Should Nortel Buy Avaya?

As Avaya M&A talk runs rampant, analysts see value in combining Nortel with Avaya's enterprise businesses

May 29, 2007

3 Min Read
Should Nortel Buy Avaya?

With a possible buyout of Avaya Inc. in the works, analysts see an opportunity for Nortel Networks Ltd. to strengthen its enterprise business and create potential cost savings by combining the two IP telephony businesses.

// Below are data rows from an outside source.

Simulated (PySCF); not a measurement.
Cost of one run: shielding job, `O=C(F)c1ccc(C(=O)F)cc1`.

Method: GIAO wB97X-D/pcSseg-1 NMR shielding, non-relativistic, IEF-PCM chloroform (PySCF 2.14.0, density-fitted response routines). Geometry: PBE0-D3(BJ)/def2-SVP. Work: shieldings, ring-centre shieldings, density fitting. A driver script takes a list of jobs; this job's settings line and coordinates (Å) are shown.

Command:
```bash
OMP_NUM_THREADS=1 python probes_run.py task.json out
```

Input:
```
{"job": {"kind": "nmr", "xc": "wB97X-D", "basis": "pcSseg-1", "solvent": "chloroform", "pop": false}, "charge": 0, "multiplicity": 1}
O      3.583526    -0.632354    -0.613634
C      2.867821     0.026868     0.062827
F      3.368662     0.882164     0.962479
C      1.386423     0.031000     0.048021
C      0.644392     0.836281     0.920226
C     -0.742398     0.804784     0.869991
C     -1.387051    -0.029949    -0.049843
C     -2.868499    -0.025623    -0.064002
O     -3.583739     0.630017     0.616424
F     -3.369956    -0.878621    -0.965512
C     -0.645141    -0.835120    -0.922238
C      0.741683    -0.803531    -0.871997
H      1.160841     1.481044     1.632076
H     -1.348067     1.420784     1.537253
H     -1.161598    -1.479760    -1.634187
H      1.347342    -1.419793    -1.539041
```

According to The Wall Street Journal, Avaya is in discussions with public and private bidders to sell all or a part of its business. A buyout of Avaya would highlight continued consolidation in the telecom equipment market, following megamergers like that between Alcatel and Lucent last year. However, unlike Alcatel-Lucent (NYSE: ALU), Avaya operates primarily in the enterprise space, which thus has far been mostly untouched by consolidation.

In a research note issued this morning, Prudential Equity Group LLC analyst Inder Singh wrote, "We believe the enterprise telephony space is ripe for consolidation, where a large number of competitors continue to face off in the midst of a worldwide market transition to IP telephony."

Rumors of a sale circulated as Avaya postponed its analyst-day meeting, originally scheduled for May 31, which it has yet to reschedule. According to news reports, companies mentioned in connection with a possible sale include Nortel, Cisco Systems Inc. (Nasdaq: CSCO), and private equity firm Silver Lake Partners .

Perhaps most interesting of these possibilities would be a purchase by Nortel, which has seen its share of the IP telephony market fall sharply over the last several years. According to sources in the WSJ, talks between Nortel and Avaya have been ongoing, but cooled recently due to disagreement over price and whether Nortel would pay for Avaya in cash or stock.

JP.MorganChase analyst Ehud Gelblum wrote in a research note today that "a combo cash + stock deal – which seems the most likely of scenarios – would require somewhere between 11 percent and 18 percent opex cuts for NT to offer a 15 percent premium and still have an acrretive deal."

Even so, a Nortel-Avaya mashup could make sense, analysts say, as it would bring more of an IP enterprise focus to a Nortel business that is currently very dependent on legacy product offerings. Sales of networking equipment to corporate customers make up about 25 percent of Nortel's revenue, but according to Singh's research note, the company has seen its share of the IP telephony market fall below 15 percent.

Nortel could have difficulty competing head-on in Cisco's core market alone. However, a combined Nortel-Avaya would be the market leader. Singh estimates that such a combination would "create the dominant vendor in N. America (35 percent total telephony share), EMEA (22 percent share), and S. America (30 percent share), and [would create] a stronger presence in Asia (11 percent share)."

In a phone conversation with Light Reading, Singh said, "I think Nortel has made it clear that they see value in the enterprise and will invest in it" organically and through acquisitions.

Due to a joint venture between Microsoft Corp. (Nasdaq: MSFT) and Nortel earlier this year, Singh also believes "a strategic deal would make tremendous sense for the industry, for Avaya, and for Nortel" because it would bring together three of the largest players in the business. (See Nortel, Microsoft Partner.)

A Nortel-Avaya deal could also fit in with Nortel's restructuring and cost savings plans. Analysts say that with the overlap between the companies' IP businesses, there are more potential cost savings than Nortel could provide on its own in the enterprise space.

Representatives of Nortel could not be reached. An Avaya spokesman declined to comment, saying the company "doesn't comment on rumors or speculation in the market."